China on Tuesday set up a taskforce to draft a law on energy, government sources said on Wednesday.
The taskforce, which includes officials from 15 government departments or the national legislature, is headed by Ma Kai, minister in charge of the National Development and Reform Commission and director of the National Energy Office, which was established on June 2, 2005.
A panel of experts specialized in energy, law, economics and public management have been recruited as advisors, sources with the commission said.
"The complicated and changing international environment poses new challenges to the country's energy and economic security," the taskforce said in a statement.
Coal remains the mainstay of China's energy supply, together with electricity, oil, natural gas and renewable energy resources.
But China still does not have a law that reflects its energy strategy and policy orientation, and that regulates the structure of various energy products and energy-related activities, the statement read.

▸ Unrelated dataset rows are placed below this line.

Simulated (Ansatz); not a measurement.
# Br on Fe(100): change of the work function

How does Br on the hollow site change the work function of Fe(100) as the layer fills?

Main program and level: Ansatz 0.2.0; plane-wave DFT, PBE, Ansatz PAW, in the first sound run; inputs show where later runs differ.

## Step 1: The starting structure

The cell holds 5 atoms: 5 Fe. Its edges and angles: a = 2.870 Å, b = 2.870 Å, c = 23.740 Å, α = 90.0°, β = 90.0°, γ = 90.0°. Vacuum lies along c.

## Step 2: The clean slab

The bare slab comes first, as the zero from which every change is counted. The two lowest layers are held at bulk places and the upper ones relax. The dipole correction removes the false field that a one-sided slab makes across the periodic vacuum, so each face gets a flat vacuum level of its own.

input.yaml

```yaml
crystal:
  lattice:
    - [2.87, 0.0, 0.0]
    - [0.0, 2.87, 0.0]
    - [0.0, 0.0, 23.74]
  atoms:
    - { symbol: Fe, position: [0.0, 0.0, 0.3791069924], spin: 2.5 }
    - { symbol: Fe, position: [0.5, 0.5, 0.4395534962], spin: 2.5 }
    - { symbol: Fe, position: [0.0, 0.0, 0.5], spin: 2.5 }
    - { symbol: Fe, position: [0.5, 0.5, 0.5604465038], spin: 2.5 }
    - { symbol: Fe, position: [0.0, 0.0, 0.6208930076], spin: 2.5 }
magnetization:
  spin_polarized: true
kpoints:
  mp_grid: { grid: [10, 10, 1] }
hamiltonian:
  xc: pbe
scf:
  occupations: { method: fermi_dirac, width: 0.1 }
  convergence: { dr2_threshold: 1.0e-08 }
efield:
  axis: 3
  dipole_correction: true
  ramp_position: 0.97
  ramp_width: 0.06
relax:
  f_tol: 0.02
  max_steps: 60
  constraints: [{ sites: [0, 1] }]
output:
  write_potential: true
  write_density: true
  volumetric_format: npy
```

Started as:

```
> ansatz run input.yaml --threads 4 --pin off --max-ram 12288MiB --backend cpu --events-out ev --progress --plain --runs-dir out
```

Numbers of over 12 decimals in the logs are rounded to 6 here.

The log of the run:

China is in urgent need of formulating such a basic, comprehensive law on energy to ensure national economic security, energy exploitation and international energy cooperation, and to streamline the energy reserve system and emergency response mechanism.
Such a law will help build China into a country that is energy efficient and environmentally friendly through optimizing its energy structure, improving energy efficiency and promoting clean production, and forming an economic growth mode characterized by low input, low energy consumption, low pollution and high efficiency.
The law will also help improve work safety in energy production.